Guess what!! I WON!!! The sewing thread doily got Best of Show in Fiber Arts!!
WooHoo!! I was fairly confident that it would get Best of Class for crochet (which it did), but there’s so much talent on these islands, I wasn’t at all sure how it would stack up against the beautiful knitting and weaving. In the back of my mind, I really really wanted it to win Best of Show, but when you’re standing there looking at all the amazing Best of Class winners spread out on the table, you have to be realistic. It could have gone to any of them. I was so nervous when the judge (Judith McKenzie-McCuin) was trying to decide which entry to give the big purple ribbon to. My heart was pounding, and I felt like there was a 20 lb. weight on my chest (I was trying really hard not to react outwardly, because the names on the entries were still covered at this point and she didn’t know it was mine). Finally she had it narrowed down to two entries, mine and a truly amazing Fair Isle sweater.

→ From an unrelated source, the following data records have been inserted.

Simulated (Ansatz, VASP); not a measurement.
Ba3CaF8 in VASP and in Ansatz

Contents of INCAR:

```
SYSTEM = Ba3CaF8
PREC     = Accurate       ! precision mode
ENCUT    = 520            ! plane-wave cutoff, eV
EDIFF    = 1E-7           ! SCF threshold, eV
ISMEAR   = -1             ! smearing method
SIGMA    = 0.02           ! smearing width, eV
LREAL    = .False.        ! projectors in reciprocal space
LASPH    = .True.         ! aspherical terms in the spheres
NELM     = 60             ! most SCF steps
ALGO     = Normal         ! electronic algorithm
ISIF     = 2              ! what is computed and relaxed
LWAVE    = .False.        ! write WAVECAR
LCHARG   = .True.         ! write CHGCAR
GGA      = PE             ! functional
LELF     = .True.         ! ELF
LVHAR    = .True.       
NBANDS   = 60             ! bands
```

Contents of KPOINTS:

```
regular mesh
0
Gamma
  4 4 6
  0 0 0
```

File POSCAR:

She talked about the sweater first, listing all the great and beautiful things about it, but I was thinking “OK, maybe she’s decided, and is talking about the sweater first because it’s the runner-up.” Then she talked about my doily, and said how nicely done it was, and how she’d never seen anything like it. Then she went back to the sweater and started talking about it again, and I felt totally deflated because I was sure she had picked it. Then she went back to the doily again and said things like “This reminds me of the antique lace I’ve seen in museums in Spain and the Netherlands,” and “This shows an incredible amount of talent, dedication, and attention to detail,” and “I don’t normally care much for decorative crochet pieces, but this really speaks to me,” and “This reaches a higher level of achievement,” and lots of other things that made my face turn red and my head spin. And she put the purple ribbon on the doily!
I had to sit down.
I won Best of Show in 2002, for a knitted lace shawl, but I wasn’t present during the judging that time. This time I was there all day, and the suspense at the end was incredible. I’d seen all the entries and I knew I had a shot, but........still.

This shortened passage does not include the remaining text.